Wilfrid Creighton was honored recently for his loyalty to the company. DEARBORN, Mich., May 28, 2004 -- Most centennial observances arrive like a train barreling into a station, with noise, steam and tumult rising ever higher as the magic date nears. But that wasn’t the case when Wilfrid Creighton made the kind of news that comes along once a century. A few weeks ago, Creighton walked into Steele Ford Lincoln in Halifax, Nova Scotia, and bought a brand-new Ford, just as he has done every couple years or so for decades. This time, it was a 2004 Ford Taurus.
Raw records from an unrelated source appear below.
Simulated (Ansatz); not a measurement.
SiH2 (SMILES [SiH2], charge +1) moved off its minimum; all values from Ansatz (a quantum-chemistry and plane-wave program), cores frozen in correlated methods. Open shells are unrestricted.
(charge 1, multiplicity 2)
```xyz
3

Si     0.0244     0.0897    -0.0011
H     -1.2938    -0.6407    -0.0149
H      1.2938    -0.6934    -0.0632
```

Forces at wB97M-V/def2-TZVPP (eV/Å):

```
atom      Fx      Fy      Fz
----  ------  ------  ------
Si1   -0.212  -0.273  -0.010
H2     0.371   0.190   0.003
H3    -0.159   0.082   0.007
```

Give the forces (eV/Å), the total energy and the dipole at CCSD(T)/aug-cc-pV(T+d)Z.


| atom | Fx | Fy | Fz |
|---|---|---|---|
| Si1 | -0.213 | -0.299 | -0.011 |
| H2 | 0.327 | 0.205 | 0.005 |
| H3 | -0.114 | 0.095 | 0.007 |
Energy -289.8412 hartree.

It wasn’t until the dapper gentleman showed his driver’s license, as required by Canadian law, that the staff realized he was 100 years old and he had just celebrated a birthday on May 5.

"He just pulled into the dealership in his 1998 Mercury Mystique and walked into the dealership as pretty as you please," said Gary Purcell, the salesperson who sold Creighton the new Taurus. The centenarian ended up trading in his Mercury.

Creighton bought dozens of Fords in his lifetime, first driving a Ford Model A in 1928 and buying 1935 Ford from his father in 1936. His first new car came from a Bentley and Archibald Ford, Middle Musquodoboit, Nova Scotia, in 1937.

“I got good deals, too, and for a period of time I traded every year,” he recently told columnist Richard Russell of the Halifax Chronicle Herald. Recognizing the magnitude of the event, the dealership and the Ford regional office for Atlantic Canada rolled into action. The fact that both Creighton and Ford of Canada are both celebrating their 100th year in 2004 only heightened the interest.

Within a few days, the Ford Atlantic Regional office gave him the company’s centennial publication, The Ford Century, and arranged for Creighton to receive a congratulatory letter from Chairman Bill Ford, thanking him for his loyalty.

When Creighton took delivery of the Taurus, Steve Smith, Ford regional manager for Atlantic Canada and the entire staff were on hand. The Halifax Herald-Chronicle also wrote a story about the centenarian and his purchase.

“When we learned that Mr. Creighton had purchased a new Taurus, we all wanted to be there,” says Peter Bowditch, regional operations manager for Atlantic Canada.

Creighton had been something of a VIP in his day, serving as a deputy minister of Nova Scotia’s Lands and Forests Department and operating lumber businesses. His loyalty to Ford Motor Company dates back to his father’s friendship with an early Ford dealer in Halifax. The only other vehicle he had was a government-owned Pontiac that he drove during World War II. He eventually bought it, but later he traded it for a Ford after the war.

These days Creighton drives only in daylight hours and considers himself a good driver; he recently passed a driving test.

If there is a secret to Creighton’s longevity, he says, it may be that he has snow-shoed in the Nova Scotia woods for hours on end, and still does.